Every person was guaranteed the right to a job, housing, health care and education, and also the right to vacations, pensions and culture. There were many, many nationalities, each entitled to literature, newspapers and education in their language. Scores of languages that were not previously written were alphabetized. In the wake of the destruction of WWII, vast industrial, infrastructure and housing projects were undertaken. The absence of capitalist competition between enterprises enabled very rapid scientific and engineering development.
In addition to its remarkable internal development, Soviet aid was vital to national liberation movements and newly independent states around the world. The victories of the Chinese, Korean, Vietnamese and other revolutions would have been much delayed or prevented without the Soviet Union. Without Soviet support, Cuba would have undoubtedly been invaded by the U.S., and Soviet aid was vital to the Palestinians and many African revolutionary movements.
Problems faced by Soviet state
I am recounting just some of the achievements of the Soviet Union because they are almost never mentioned these days. The achievements are all the more remarkable given the serious problems the Soviet state faced. These problems included:
- The forestalling of revolution in the advanced capitalist countries, which could have provided immense assistance to the USSR. Instead, all of the subsequent revolutions were in countries less developed than the Soviet Union and needed and received aid from the USSR.

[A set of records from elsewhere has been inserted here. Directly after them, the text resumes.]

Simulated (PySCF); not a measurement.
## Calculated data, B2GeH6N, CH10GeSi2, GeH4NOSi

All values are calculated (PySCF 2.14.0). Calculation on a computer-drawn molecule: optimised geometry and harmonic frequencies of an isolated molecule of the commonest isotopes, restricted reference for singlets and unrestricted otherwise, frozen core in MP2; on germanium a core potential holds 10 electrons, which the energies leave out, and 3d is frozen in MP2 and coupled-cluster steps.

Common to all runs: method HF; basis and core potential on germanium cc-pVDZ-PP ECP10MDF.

- The imperialist military encirclement of the USSR. Under U.S. policy, the word “containment” really meant overthrow, regime change. After World War II, the U.S. never demobilized its armed forces and instead launched a massive nuclear and conventional weapons buildup. U.S. bases were set up all over the world to surround the socialist camp of the Soviet Union, Eastern Europe and China. For the U.S. capitalist ruling class, military spending—which by now amounts to over $40 trillion since WW II in 2010 dollars—is the most profitable sector of the economy. For the ruling class in the former Soviet Union—the working class—military spending meant a huge drain from economic projects to meet people’s needs. The vast buildup in military spending under Reagan in the 1980s was meant to destroy the USSR. After a couple years of huge military spending, someone said to Reagan, “This will bankrupt us.” His response was, “Yes, but the Soviets will go bankrupt first.”
- The capitalist world and particularly the U.S. modified but never ended their sanctions and blocking or sabotaging of trade, particularly in advanced technology goods. This was especially problematic in the late 1970 and 80s with the revolutionizing of communications and other technologies, which caused the Soviet Union to begin falling back in relation to the U.S., Germany and Japan, the leading capitalist economies. By the early 1980s the rate of growth had slowed to 2 percent.
- Internal problems, particularly bureaucratism, a long-term de-politicization of much of the working class and separation between the Communist Party of the Soviet Union and the masses of workers and collective farmers.
Under the combination of economic and military pressures, including Afghanistan, where following the 1978 revolution the Soviet Union intervened in support of the progressive government and the CIA carried out its biggest operation in support of the counter-revolution, a long-term division in the CPSU’s leadership erupted into a full-scale split. The pro-capitalist, pro-imperialist faction led by Boris Yeltsin and Mikhail Gorbachev won out.
By the late 1980s, the Soviet Union was cutting back or eliminating support for national liberation movements and allied socialist states. In 1989, the Gorbachev leadership broke the alliance with the communist governments and militaries in Eastern Europe leading to capitalist counter-revolutions in Hungary, Czechoslovakia, Poland, Bulgaria, Rumania and East Germany, and the disintegration of Yugoslavia. And, in 1991 this traitorous group dismantled the Soviet Union itself, leading to the restoration of capitalism in the 15 now-independent republics. We agree with the assessment of Cuban leader Fidel Castro: it represented the biggest setback in the history of the working class.
But it did not mean—as some capitalist commentators proclaimed—either “the end of history” or the end of the struggle for socialism. The ever-more urgent need for socialism is not based on the existence of any particular state, but instead grows out of the contradictions of the capitalist system itself, problems that that system cannot overcome, problems that only socialism can solve.
What is most remarkable from an objective standpoint, is not that the Soviet Union fell in 1991, but that it survived through the unimaginable challenges it faced. We should also remember that it took the bourgeoisie, the capitalist class, five centuries from their rise as a class until capitalism became the dominant world system.
The Soviet Union should be studied for its incredible achievements as well as its problems and contradictions. It was a first attempt. By its existence for more than seven decades it proved once and for all that the working class can take power and reorganize society on a socialist basis.